100BaseT EMI ?
becker at scyld.com
Wed Mar 27 10:21:28 PST 2002
On Wed, 27 Mar 2002, Huntress Gary B NPRI wrote:
> I am drafting a proposal for a small cluster that will be used in a
> tactical military environment (Naval), thus I am bound by some
> environmental issues, particularly in the area of electromagnetic
> Right now I don't want to address the whole cluster, but is anyone
> aware of EMI issues specifically related to 100 Base T ethernet?
Most Ethernet clusters don't have a problem with EMI (Electro-Magnetic
Interference), but it's something to keep in mind when designing a large
system or your own enclosure. EMI and electrical/fire safety are often
forgotten elements of putting together clusters.
In general Ethernet is relatively immune to EMI with short runs.
However within a cluster the situation is worse than you might guess
from non-cluster experience. Most of the network traffic is
synchronized, and coincides with power-use spikes.

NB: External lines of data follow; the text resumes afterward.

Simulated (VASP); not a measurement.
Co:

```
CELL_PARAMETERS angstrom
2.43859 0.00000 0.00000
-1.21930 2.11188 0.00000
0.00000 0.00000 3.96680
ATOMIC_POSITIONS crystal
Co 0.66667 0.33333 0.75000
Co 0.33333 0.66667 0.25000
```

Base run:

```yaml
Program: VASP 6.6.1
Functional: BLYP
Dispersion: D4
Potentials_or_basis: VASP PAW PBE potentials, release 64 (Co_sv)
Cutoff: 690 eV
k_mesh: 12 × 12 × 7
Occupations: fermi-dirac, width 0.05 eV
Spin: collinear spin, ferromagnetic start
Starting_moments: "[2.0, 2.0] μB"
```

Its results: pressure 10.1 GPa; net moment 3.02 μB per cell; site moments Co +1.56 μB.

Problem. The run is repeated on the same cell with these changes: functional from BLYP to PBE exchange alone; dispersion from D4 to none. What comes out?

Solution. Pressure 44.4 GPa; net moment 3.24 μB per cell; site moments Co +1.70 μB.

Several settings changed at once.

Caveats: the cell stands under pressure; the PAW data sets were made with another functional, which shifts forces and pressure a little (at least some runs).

[[ OK, ok, that was primarily to point out why this topic is relevant to
the Beowulf list. ]]
Here are a few points to keep in mind:
Bad connections are responsible for most of the generated EMI:
don't un-twist pairs or strain the cable at the connector.
Kinked, crimped or stretched cables are very bad:
use 10X diameter (typical: 2" radius) around corners with UTP
Generating EMI and noise susceptibility are often symmetrical: a good
antenna works both for Tx and Rx.
10baseT generates a strong electrical noise spike at 20Mhz while active.
100baseTx operates continuously and spreads the noise, but some
data patterns can generate strong noise spikes (look up 4B/5B).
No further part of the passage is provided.